First black hole in the Universe

Discovered thanks to the James Webb Space Telescope, the first black hole in the Universe formed just 570 million years after the Big Bang

The first known black hole in the universe has been identified by the James Webb Space Telescope. The discovery could tell us a lot about the origin of the supermassive black holes that formed much later. Many galaxies have a supermassive black hole at their center, but it is not clear exactly how they became so large.

One possibility is that they formed from small black holes created by the collapse of the first stars. Another suggestion is that they are the result of huge amounts of gas in the early universe. This gas then collapsed directly into a black hole, without ever forming a star.

Role of James Webb

Rebecca Larson of the University of Texas at Austin and her colleagues have identified the first example of a black hole described in a newly released paper (ref.). Based on its distance from Earth, it formed just 570 million years after the beginning of the Universe. Its mass is 10 million times that of the Sun, making it an intermediate black hole, according to cosmological standards.

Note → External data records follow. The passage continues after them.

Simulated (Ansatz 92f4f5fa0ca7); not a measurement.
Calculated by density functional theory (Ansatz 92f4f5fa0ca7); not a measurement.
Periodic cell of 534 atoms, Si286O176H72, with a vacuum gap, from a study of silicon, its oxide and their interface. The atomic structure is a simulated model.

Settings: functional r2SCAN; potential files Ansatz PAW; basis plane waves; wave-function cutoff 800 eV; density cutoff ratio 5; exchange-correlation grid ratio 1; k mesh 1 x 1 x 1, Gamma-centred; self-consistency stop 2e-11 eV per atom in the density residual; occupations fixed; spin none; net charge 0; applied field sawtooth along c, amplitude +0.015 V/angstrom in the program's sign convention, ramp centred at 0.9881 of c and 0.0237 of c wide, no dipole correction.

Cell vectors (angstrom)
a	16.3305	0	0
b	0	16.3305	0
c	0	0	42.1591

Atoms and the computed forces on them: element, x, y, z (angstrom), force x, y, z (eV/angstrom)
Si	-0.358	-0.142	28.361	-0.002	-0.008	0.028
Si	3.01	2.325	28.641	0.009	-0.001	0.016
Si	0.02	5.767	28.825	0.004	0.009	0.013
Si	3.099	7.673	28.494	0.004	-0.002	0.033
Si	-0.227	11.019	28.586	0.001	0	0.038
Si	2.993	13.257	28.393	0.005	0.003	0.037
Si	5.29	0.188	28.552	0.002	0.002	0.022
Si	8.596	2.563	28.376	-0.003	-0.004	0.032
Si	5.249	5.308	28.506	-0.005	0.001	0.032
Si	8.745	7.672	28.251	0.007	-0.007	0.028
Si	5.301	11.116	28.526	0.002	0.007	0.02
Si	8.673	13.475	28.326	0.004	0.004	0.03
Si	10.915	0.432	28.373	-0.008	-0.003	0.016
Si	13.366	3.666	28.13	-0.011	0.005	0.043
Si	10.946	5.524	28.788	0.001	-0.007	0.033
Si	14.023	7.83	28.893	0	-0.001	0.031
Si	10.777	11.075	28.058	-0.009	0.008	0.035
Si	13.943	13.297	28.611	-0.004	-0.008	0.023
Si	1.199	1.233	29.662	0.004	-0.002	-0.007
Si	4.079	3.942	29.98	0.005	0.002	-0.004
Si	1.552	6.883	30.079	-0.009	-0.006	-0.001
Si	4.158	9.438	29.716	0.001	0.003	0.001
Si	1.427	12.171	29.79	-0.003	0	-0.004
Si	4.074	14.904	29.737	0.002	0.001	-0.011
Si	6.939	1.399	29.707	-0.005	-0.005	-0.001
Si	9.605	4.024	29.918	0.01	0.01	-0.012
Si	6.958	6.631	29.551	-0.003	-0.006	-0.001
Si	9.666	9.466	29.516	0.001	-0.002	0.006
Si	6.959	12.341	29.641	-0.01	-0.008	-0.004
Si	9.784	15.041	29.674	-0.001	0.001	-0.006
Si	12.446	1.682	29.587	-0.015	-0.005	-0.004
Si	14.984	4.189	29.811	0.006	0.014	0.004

“This is really important unexplored territory for the formation and growth of black holes in the early universe” says Larson. “We know where we need to go, but we don’t really know how we got there. We are now starting, for the first time, to really fill in the gaps and put together a better picture of how these cosmic objects formed”.

To identify the black hole, Larson and her team pointed James Webb at a specific galaxy, CEERS1019. The Hubble Space Telescope had already investigated this galaxy and identified it as the brightest in this part of the universe. However, Hubble was unable to discern what was inside.

Revealing Signals

Using NIRcam, NIRspec, and MIRI, instruments on board the James Webb Space Telescope, the different components of the light signal emitted by the galaxy were identified. This signal reaches peaks that identify the elements that produce them. “One of them had a peak, with a very broad base that undoubtedly comes from the black hole in the center” says Larson.

This first example of a primordial black hole in the universe seems to suggest that it did not develop from the collapse of a stellar mass, says James Mullaney of the University of Sheffield. “We are ruling out that these stellar-mass black holes are viable sources, unless there is very rapid growth of these black holes in the early stages of the universe.”